Aluminum CNC Machining: Grade Guide, Speeds & Cost Breakdown 2026
Author: Kevin Zhao, Head of Engineering, XC Machining
Kevin Zhao has 12 years of CNC process engineering experience, specialising in aluminium machining optimisation for aerospace, consumer electronics, and automotive programs across XC Machining’s 3, 4, and 5-axis centres.
For design engineers selecting an aluminium alloy for a CNC-machined part, specifying 7075-T6 when 6061-T6 would have performed identically is a decision that adds 15–30% to your per-part cost and increases your machining time by 20–35%. It happens on roughly one in four DFM reviews we run at XC Machining — engineers default to the highest-strength grade they know the name of, without checking whether the design actually requires it. On a 500-part production run of an enclosure, that decision costs $3,000–$12,000 in avoidable premium.

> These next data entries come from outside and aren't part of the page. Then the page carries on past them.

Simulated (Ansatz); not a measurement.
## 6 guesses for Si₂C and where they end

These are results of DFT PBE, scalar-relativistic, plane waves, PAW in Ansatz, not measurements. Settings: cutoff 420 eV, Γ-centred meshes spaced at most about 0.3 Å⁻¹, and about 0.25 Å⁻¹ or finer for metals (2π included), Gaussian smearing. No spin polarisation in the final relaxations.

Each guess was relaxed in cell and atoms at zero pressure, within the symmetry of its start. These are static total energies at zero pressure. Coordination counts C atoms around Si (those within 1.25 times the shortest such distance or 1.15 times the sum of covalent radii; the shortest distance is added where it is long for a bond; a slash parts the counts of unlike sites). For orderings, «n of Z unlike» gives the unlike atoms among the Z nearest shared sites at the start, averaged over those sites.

Aluminium is the most commonly machined metal in CNC operations — it is fast to cut, produces clean surfaces, and holds tolerances to ±0.005 mm without the thermal management challenges of steel or titanium. But ‘aluminium’ is not a single material. The difference in machining speed, cost, and performance between 6061-T6, 7075-T6, 2024-T3, and 5052 is significant enough that material selection should be part of the DFM process, not an afterthought.
This guide covers the grades that matter, their correct applications, machining speed and cost differences, surface finish options, and five DFM changes that reduce aluminium CNC cost without affecting part performance.
Aluminium CNC Machining Grade Comparison: The Grades That Actually Matter
| Grade | Tensile Strength | Machinability Rating | Cost Index | Primary Applications |
|---|---|---|---|---|
| 6061-T6 | 276 MPa | Excellent (A+) | 1.0x (baseline) | Structural brackets, housings, enclosures, frames |
| 7075-T6 | 503 MPa | Good (B+) | 1.3–1.5x | High-load aerospace, wing spars, pressure-critical parts |
| 2024-T3 | 483 MPa | Good (B) | 1.2–1.4x | Aerospace fatigue-critical, aircraft skin, fuselage parts |
| 5052-H32 | 228 MPa | Good (B+) | 1.0–1.1x | Sheet metal applications, marine, pressure vessels |
| 6082-T6 | 310 MPa | Excellent (A) | 1.0–1.1x | European standard; structural equiv. to 6061 for EU programs |
| MIC-6 (cast plate) | 234 MPa | Excellent (A+) | 1.4–1.8x | Fixture plates, precision tooling bases, flat parts |
6061-T6 vs 7075-T6: When the Upgrade Is Worth It
This is the most common material selection decision in aluminium CNC machining. The answer depends on three variables: load requirement, fatigue environment, and whether the part will be anodised.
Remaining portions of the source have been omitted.